Normally, this command puts point before the inserted text, and the mark after it. However, if the optional second argument beforep is non-nil, it puts the mark before and point after. You can pass a non-nil second argument beforep to this function interactively by supplying any prefix argument.

If the register contains a rectangle, then the rectangle is inserted with its upper left corner at point. This means that text is inserted in the current line and underneath it on successive lines.

If the register contains something other than saved text (a string) or a rectangle (a list), currently useless things happen. This may be changed in the future.

Transposition of Text

This subroutine is used by the transposition commands.

Function: transpose-regions start1 end1 start2 end2 &optional leave-markers
This function exchanges two nonoverlapping portions of the buffer. Arguments start1 and end1 specify the bounds of one portion and arguments start2 and end2 specify the bounds of the other portion.

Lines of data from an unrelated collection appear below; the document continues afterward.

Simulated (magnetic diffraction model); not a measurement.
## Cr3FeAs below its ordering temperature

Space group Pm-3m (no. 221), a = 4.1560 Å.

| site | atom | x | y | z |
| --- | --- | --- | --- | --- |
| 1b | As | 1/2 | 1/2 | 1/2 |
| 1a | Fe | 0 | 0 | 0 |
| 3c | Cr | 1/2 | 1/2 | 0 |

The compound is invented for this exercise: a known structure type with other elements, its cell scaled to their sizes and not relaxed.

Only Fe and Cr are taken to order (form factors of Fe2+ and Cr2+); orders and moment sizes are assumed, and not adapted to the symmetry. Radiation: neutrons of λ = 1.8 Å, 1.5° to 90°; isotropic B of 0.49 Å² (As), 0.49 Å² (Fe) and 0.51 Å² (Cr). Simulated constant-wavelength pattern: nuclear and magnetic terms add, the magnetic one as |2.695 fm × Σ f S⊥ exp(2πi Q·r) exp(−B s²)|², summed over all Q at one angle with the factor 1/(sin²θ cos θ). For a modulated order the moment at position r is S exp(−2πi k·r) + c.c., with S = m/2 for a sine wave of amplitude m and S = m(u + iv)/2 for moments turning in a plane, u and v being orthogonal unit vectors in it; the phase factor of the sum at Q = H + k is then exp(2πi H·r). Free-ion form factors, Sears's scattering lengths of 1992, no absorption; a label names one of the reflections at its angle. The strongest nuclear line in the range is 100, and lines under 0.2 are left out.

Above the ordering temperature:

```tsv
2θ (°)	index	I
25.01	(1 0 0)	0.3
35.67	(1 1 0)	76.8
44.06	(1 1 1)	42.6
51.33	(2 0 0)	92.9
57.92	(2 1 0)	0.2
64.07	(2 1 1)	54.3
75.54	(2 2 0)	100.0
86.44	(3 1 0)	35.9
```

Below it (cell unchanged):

Normally, transpose-regions relocates markers with the transposed text; a marker previously positioned within one of the two transposed portions moves along with that portion, thus remaining between the same two characters in their new position. However, if leave-markers is non-nil, transpose-regions does not do this--it leaves all markers unrelocated.

Change Hooks

These hook variables let you arrange to take notice of all changes in all buffers (or in a particular buffer, if you make them buffer-local). See also section Properties with Special Meanings, for how to detect changes to specific parts of the text.

The functions you use in these hooks should save and restore the match data if they do anything that uses regular expressions; otherwise, they will interfere in bizarre ways with the editing operations that call them.

Variable: before-change-functions
This variable holds a list of a functions to call before any buffer modification. Each function gets two arguments, the beginning and end of the region that is about to change, represented as integers. The buffer that is about to change is always the current buffer.

Variable: after-change-functions
This variable holds a list of a functions to call after any buffer modification. Each function receives three arguments: the beginning and end of the region just changed, and the length of the text that existed before the change. (To get the current length, subtract the region beginning from the region end.) All three arguments are integers. The buffer that's about to change is always the current buffer.

Variable: before-change-function
This variable holds one function to call before any buffer modification (or nil for no function). It is called just like the functions in before-change-functions.

Variable: after-change-function
This variable holds one function to call after any buffer modification (or nil for no function). It is called just like the functions in after-change-functions.

The four variables above are temporarily bound to nil during the time that any of these functions is running. This means that if one of these functions changes the buffer, that change won't run these functions. If you do want a hook function to make changes that run these functions, make it bind these variables back to their usual values.

One inconvenient result of this protective feature is that you cannot have a function in after-change-functions or before-change-functions which changes the value of that variable. But that's not a real limitation. If you want those functions to change the list of functions to run, simply add one fixed function to the hook, and code that function to look in another variable for other functions to call. Here is an example:

(setq my-own-after-change-functions nil)
(defun indirect-after-change-function (beg end len)
  (let ((list my-own-after-change-functions))
    (while list
      (funcall (car list) beg end len)
      (setq list (cdr list)))))
(add-hooks 'after-change-functions
           'indirect-after-change-function)

Variable: first-change-hook
This variable is a normal hook that is run whenever a buffer is changed that was previously in the unmodified state.

The variables described in this section are meaningful only starting with Emacs version 19.